Bear in mind that this bear had a nine-year forebear
SPRING is in the air and for the first time in a long time there seems to be some joy in the hearts of equity investors. The panic that has cast its pall for so long seems to be giving way to a belief that perhaps things have passed their nadir and the markets may be really beginning to strengthen.
The All Ordinaries Index is up about 12 per cent since its June lows of 4033 points and the cash rate is 3.25 per cent, down from 4.75 per cent last December, making bank deposits less attractive. Add to that some positive sentiment coming out of the US, China and even European debt markets and it's not surprising that some of the yield stocks, such as the banks and Telstra, have had a run.
But remember the observation of the sharemarket wag who said: ''If you can see green shoots all around, that means you are not out of the woods yet.'' Bear markets can take a long time to turn. So this week Robert Brain, a director of the Australian Technical Analysts Association, compares our progress with that of the bear market triggered by the great crash of 1987.

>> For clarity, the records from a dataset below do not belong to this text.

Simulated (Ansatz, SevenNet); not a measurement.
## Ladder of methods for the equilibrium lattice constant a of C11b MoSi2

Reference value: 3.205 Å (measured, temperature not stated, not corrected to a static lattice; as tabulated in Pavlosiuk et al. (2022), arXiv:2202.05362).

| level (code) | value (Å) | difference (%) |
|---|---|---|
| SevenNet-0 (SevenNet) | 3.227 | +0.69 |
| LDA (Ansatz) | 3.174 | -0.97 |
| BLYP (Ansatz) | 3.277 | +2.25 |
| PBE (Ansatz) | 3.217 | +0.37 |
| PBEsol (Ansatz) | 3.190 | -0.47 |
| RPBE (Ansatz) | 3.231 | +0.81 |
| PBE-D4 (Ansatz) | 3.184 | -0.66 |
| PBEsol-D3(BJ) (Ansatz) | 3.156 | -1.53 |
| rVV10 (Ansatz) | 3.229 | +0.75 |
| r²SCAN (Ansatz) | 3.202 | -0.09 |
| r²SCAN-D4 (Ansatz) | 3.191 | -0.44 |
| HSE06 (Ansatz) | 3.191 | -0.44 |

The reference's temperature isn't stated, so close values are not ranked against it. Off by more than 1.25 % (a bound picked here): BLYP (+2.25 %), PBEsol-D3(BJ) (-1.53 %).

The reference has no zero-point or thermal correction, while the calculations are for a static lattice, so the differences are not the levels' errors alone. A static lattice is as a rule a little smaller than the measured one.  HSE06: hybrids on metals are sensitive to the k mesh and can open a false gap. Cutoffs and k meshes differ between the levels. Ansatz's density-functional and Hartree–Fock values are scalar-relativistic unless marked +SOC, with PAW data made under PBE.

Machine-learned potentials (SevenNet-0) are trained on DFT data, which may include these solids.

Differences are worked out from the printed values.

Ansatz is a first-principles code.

Then, the All Ordinaries Index fell 25 per cent in a day and about 48 per cent over 21 weeks to bottom out in January 1988. It did not make new and sustained highs until December 1996, nine years after the crash, although many blue-chip stocks recovered long before that.
It wasn't all doom and gloom during that period, with the index making up some good ground in 1988-89. But progress proved fleeting and, after the initial bottoming, the path was rougher than we have experienced in the current bear market.
''During this nine-year recovery period there was one market correction of 19 per cent in late 1991, and there were two more bear market periods with falls of more than 20 per cent - in October 1989 and January 1994,'' Brain says.
Today the All Ordinaries is still 35 per cent below its record high of 6853.6 points reached on November 1, 2007 - five years ago almost to the day. And remember, being 35 per cent off its highs means it has to climb about 50 per cent from here to regain them.
While there may be signs of life in the markets, it is well to bear in mind that the experience of the 1987 bear market shows recovery can be slow, with some hard going along the way.
Continuing problems in Europe and political brinkmanship over US government borrowing leave plenty of scope for market shocks in the coming year or two; and, says Brain, we should not be surprised if that happens.
By the same token, there's nothing to say this bear market will run as long as its 1987-96 forebear.